The championship core was gone. Blue, who had incongruously signed a three-year contract in 1976, remained, as did outfielder Bill North. He would be dealt to the Dodgers in May 1978 for outfielder Glenn Burke.

Churn, churn, churn. Garner and two others were dealt to the Pittsburgh Pirates for a package that included reliever Doug Bair and prospects Rick Langford, Tony Armas and Mitchell Page.

Even the presence of Page, who was runner-up for Rookie of the Year, and the expansion Seattle Mariners couldn't save the A's from finishing seventh and last in the 1977 AL West.  Blue went 14-19. Attendance fell to 495,599, less than half of what was two years earlier.

Vida Blue, bottom right, in the land of the Giants
They'd gone 63-98.* But for one game not played, it could have been worse.

And then it did get worse.

In Dec. 1977, Finley traded Blue to the Cincinnati Reds for power-hitting minor league first baseman Dave Revering. Again, Kuhn interceded to void the deal. The Reds later swapped Revering for Bair.

Blue, twice traded and twice returned, went into spring training as an A. But not for long.

On March 15, he was traded to the San Francisco Giants for seven players and $300,000 in cash. Oakland got pitchers Alan Wirth, Dave Heaverlo and John Henry Johnson, plus catcher Gary Alexander and outfielder Gary Thomasson. The Giants later threw in infielder Mario Guerrero, whom they'd signed as a free agent only months earlier.

They held the fort until reinforcements could ripen.

By 1980, Langford, together with Mike Norris, Steve McCatty, Matt Keough and Brian Kingman would form an effective starting rotation. Backed by outfielders Armas, Dwayne Murphy and Rickey Henderson, the Athletics went 86-76, good for second in the division behind the Royals again. Also in the line-up, Page, Revering and Guerrero.

Finley, perhaps somewhat vindicated, sold the club in August of that year.

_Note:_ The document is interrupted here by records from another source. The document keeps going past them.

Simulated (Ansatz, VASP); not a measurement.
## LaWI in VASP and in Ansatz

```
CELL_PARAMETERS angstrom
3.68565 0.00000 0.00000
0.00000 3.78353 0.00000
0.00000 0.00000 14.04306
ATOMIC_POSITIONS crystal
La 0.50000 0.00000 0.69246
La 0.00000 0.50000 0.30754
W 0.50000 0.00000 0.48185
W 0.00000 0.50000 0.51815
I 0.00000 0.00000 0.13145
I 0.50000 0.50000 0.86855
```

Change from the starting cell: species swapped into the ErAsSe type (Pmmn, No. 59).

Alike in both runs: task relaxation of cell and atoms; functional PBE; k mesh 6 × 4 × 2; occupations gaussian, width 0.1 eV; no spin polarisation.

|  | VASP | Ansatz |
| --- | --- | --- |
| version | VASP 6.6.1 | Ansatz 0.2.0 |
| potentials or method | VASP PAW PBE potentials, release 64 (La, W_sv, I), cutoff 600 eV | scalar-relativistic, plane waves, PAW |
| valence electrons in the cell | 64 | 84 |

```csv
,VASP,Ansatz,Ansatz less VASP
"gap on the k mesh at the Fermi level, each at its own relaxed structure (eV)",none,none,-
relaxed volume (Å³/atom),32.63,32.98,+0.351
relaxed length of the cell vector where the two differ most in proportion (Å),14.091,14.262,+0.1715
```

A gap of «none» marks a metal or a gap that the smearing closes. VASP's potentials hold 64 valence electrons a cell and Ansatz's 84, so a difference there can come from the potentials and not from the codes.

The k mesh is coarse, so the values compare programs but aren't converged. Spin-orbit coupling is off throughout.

Vida Blue won 18 games in his maiden season in San Francisco, but was never that good again. His declining career intertwined with a trade to Kansas City, drug abuse, a jail sentence, and a brief but respectable comeback. After going 10-10 with a 3.27 ERA and 100 strikeouts in 157 innings for the Giants in '86, he retired.

* An earlier version of this entry contained a typo, asserting the A's had lost 78 games in 1977. They'd lost 98.